Monday, February 21, 2005
re: Music and Politics
Art and Politics have always existed in a sort of dysfunctional symbiosis. Artists use art to justify or promote political ideologies, and politicians use art for the same purposes. But Artists and the public and politicians also condemn works of art, or aesthetic practices, for exhibiting ideologies that they disapprove of. Shakespeare wrote plays expressly designed to curry favor with royalty, the entire system of artistic patronage by royalty and religions imposed political restrictions on artistic expression, Hitler co-opted Wagner, and the Soviets exerted creative control over the state's artists while in the US the communist artists used art to promote their Socialist viewpoints. And just in the last few years, John Adams got cancelled for being to sympathetic to the terrorists in Klinghoffer, and then Pullitzered and Grammied for writing a tribute to the September 11 victims. It's never going to stop, but even if we think the relationship is dysfunctional and unhealthy, to demand that artists withdraw from the political arena is itself an act of political oppression.

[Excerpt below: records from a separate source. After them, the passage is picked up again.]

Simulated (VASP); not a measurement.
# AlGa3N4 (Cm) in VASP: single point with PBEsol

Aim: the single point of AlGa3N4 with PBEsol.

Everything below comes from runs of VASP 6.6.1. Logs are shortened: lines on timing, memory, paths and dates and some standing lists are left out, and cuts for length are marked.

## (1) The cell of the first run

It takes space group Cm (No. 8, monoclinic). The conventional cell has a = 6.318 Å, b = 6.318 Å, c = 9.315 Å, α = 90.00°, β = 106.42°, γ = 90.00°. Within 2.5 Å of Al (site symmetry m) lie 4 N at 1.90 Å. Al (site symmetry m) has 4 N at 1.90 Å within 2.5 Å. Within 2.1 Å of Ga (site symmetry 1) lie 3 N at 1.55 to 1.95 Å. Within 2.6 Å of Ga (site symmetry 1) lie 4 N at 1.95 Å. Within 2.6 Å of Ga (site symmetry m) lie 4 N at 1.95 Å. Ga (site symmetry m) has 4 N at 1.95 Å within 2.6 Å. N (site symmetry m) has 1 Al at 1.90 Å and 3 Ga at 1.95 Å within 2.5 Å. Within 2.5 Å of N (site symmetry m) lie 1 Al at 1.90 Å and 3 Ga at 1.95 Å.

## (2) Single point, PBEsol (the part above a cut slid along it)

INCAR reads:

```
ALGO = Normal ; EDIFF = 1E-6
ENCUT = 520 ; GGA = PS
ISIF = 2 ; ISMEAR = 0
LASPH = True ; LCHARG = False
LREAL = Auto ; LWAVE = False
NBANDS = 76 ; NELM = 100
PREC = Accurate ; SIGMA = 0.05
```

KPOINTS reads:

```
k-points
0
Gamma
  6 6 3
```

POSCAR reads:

So what do we do about it? We encourage audiences to do their best to separate Aesthetics from Morality. We ask the audience to defuse the problem. Stupid art has been made about great ideas, and great art has been made about terrible ideas; if we can separate the two, we are better equipped to appreciate all art and less vulnerable to manipulation by politicians and artists alike. We can make our political decisions on the practical merits, and our artistic choices on the aesthetic merits.
Now none of this is going to stop me from writing music that advocates a political viewpoint -- but if you ignore my opinion and only listen to the music I promise not to be offended.